However, image annotation is not simply a case of attaching labels to pictures. It requires meticulous work to ensure the data is labeled correctly and consistently. This is where the importance of image annotation quality comes into play.
Imagine you have a dataset full of labeled images. But how do we know the labels are accurate? How can we be sure that these labels are reliable enough to train AI models? To answer these questions, we need to assess the quality of our data. Fortunately, in CVAT, an image labeling tool specifically designed for such tasks, there's a simple way to do this using a method known as the 'Honeypot'.
n the world of image annotation, quality is king. That's where CVAT and its Honeypot method come in. The Honeypot method is all about comparing actual annotations with a 'ground truth', or known correct annotations. This ground truth is set up in a unique job within CVAT.
Worried about double-annotating an entire dataset for the ground truth? Fret not. Just a fraction of images, say 5-15%, is enough to give an estimate of the overall quality. The size of the 'ground truth' job is flexible, you can set it as a specific number or a percentage of frames .
These 'ground truth' jobs are different from regular jobs. They don’t mingle with your main dataset, whether it's exporting, importing, or automatic annotation. And if you ever need to tweak parameters, you can delete the ground truth job and create a fresh one.

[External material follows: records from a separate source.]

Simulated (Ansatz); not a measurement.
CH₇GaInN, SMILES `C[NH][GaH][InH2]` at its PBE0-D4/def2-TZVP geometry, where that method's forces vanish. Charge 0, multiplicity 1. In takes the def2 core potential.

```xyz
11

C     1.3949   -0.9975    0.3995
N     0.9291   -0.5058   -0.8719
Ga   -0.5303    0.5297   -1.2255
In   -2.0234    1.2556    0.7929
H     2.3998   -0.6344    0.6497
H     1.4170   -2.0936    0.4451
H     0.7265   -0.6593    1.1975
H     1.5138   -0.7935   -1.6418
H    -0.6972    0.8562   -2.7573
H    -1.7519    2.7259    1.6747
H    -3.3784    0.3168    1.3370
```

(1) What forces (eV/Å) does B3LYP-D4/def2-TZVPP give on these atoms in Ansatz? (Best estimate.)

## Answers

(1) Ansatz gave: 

Once your ground truth job is complete, annotate the dataset and let CVAT crunch the data. Once processed, all the information will appear on the Task Analytics page which is dedicated to showing annotation quality results. There you'll find your task's quality score, including the average annotation quality, the number of conflicts and issues, and a per-job breakdown. For a closer look, you can always download the detailed report for the task or for each job.
And if you need to customize quality score requirements? CVAT's got you covered. You can set parameters, for example what counts as a 'bad' overlap and others. Once set, these will be applied in the next quality check. So, there you have it. Ensuring high-quality annotations is a breeze with CVAT and the Honeypot feature.